It seemed like there were a lot of times where Chakotay would act like a Native American stereotype. Look at this quote from Basics Part 2: ""Trapped on a barren planet, and you're stuck with the only Indian in the universe who can't start a fire by rubbing two sticks together." And that's hardly the only time he acts this way. It seems odd to me that Native America spirituality is seen in the 24th century, but you never see Christianity or Islam mentioned much, if at all. Janeway is white and has an America accent, but she doesn't talk about Jesus all the time, so why does Chakotay mention the Sky Spirits almost all the time. That just seems to be part of the stereotyping.
His spirituality is based on Aliens gently raping his culture. Jesus is made up fairy tales. There were actual Aliens pretending to be gods that created his religion and no matter their fall from grace after interbreeding with humans for ten centuries, a thousand years earlier they were probably as advanced and cunning as Janeway on the Basics planet dealing with those savages who tried to eat Kes.

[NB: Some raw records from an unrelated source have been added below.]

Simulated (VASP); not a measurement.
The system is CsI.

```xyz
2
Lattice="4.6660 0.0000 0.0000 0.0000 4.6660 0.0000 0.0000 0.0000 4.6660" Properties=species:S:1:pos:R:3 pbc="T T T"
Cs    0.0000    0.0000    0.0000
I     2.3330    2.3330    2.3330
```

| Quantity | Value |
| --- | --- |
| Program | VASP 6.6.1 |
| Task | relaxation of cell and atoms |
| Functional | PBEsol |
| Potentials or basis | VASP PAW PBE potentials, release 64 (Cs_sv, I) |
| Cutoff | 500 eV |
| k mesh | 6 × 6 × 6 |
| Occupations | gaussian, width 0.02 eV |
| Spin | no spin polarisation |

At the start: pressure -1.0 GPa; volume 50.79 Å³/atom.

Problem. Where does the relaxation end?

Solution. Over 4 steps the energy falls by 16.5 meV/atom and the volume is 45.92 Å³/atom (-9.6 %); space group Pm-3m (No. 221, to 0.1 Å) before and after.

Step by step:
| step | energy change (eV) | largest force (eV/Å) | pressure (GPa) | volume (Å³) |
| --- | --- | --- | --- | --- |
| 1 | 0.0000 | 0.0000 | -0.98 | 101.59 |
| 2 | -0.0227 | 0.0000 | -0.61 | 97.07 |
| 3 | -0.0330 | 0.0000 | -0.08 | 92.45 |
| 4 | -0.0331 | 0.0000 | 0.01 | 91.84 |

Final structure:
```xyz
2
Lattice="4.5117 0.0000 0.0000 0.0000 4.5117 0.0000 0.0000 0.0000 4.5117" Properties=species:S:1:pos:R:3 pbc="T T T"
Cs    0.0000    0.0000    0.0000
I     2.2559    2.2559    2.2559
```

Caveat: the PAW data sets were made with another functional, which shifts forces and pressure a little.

It would've actually been cool if they seriously made an effort to have Chakotay express his culture and spirituality in a believable way. Specifically name a tribe, don't just barrow cliche elements from the stereotype and put an effort into research. It would be just as bad if they had a black man on there who practiced voodoo, played jazz, hunted lions and referenced working in the cotton fields.
Rob claimed off camera that Chakotay was a native South American Indian, which is not to be confused with all the Spaniards who claim that they're natives. But then if he is a member of the "Rubber tree people" Tribe, which he is, that makes a lot of sense. Where in North America do you find a quantity of Rubber trees? No bloody where. Rubber Trees are tropical.
I think there were some visuals which would point them to South America but I don't recall what (other then the definitely not North American foliage). Which makes the rubbing together with two sticks thing even more dumb as that is not a South American stereotype. I think it ended up a grab bag of cliches to which the word indian was attached.
It's a question of necessity. They needed fire. Chakotay was useless. Kathryn provided. They need an Archer. Chakotay was useless. Tuvok provided.
Jesus claimed that he was god because he brought Methuselah back to life. Methuselah was an Immortal alien called Flint from TOS. Did Jesus lie about, take unwarranted credit or fake all of his other miracles too? Um... Have you heard the good word about Scientology?
Once you accept that he made up the Angry warrior story, you have to wonder if Chuckles made up all his stories and then couched them in ancient Indian mysticism for the hard sell? His pants are on fire.
Since when did one's ethnicity mean you had to be expert at everything in that society? It's the 24th century for fuck's sake. How many of them, d'you think could fly fish, imitate barn owls or woodpeckers to fool the authentic bird, run a red light without causing a pile-up or get served at a 6 deep bar 2 minutes before the bell?
They are all pathetic and can't do anything thanks to replicators, holodecks, transporters and too much evolved humanity for their own good.
The producers did have input from author Jamake Highwater, who presented 7 pages of research. Highwater had presented himself as of American Indian ancestry, though this was disputed by other Native Americans. Seems he was actually an Armenian named Jay Marks, who had been adopted by a Greek family. Highwater's critics called his works inauthentic, stereotypical, and claimed he got federal grant money illegally. (source: Wikipedia)
You know when you read dialogues like that it drives it home to everyone that ST is not even close to our own universe, which makes these threads even dafter than they were before.